This might be my own personal failing, but those tests will never get written. Once the feature works, the temptation to move onto the next thing is just too great.
Also, by writing the test first, you ensure that the code is actually easy to test. This gets easier as you get more experienced with testing, but still.
Also, writing the test first helps in identifying a sane API, I personally consider this to be the single greatest advantage of TDD.

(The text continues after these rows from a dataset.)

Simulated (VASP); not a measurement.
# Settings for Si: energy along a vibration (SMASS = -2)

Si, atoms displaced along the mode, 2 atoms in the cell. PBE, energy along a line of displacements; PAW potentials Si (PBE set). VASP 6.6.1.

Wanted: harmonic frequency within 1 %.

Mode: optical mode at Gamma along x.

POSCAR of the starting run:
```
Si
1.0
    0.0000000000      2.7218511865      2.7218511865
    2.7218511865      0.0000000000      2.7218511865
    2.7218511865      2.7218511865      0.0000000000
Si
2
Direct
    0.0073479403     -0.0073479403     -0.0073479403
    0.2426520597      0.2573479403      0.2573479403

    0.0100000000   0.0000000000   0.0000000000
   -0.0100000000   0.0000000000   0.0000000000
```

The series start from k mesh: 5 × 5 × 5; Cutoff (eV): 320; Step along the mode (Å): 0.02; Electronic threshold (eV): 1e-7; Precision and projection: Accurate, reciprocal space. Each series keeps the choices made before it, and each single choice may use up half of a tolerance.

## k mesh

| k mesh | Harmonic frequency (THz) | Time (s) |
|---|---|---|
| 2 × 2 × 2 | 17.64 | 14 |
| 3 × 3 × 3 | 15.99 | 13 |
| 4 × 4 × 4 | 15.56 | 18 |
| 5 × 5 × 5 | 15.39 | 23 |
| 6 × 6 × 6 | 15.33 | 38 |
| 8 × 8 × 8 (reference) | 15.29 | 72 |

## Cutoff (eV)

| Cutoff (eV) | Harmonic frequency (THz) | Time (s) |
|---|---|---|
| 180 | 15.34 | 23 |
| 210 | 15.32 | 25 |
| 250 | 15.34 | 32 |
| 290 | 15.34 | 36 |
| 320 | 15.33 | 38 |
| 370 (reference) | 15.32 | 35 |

I don't write as many tests as you do though, Steve. I generally stop once I have the nominal test cases in place, I don't test edge cases. They seem to tend to get hit by upstream unit tests anyway (I don't mock except where it is absolutely necessary). If I do hit a difficult-to-find bug, I use tests as one of my main debugging tools, writing tests for any code for which I have some doubts. By the end of a project, I generally have a fairly high code coverage for my tests, but I never feel like I'm just writing them for the methodology - they are either testing the nominal case, or testing to verify behaviour when tracking down a bug
I totally forgot about this, but I agree 100%. I'm a big fan of "Write this as though the underlying code exists, then fill it out" for API design.
I don't write as many tests as you'd think I do, actually, because I heavily favor integration tests over unit-style tests, and so we're probably much closer in that regard than you think. ;)
Also, by writing the test first, you ensure that the code is actually easy to test. This gets easier as you get more experienced with testing, but still.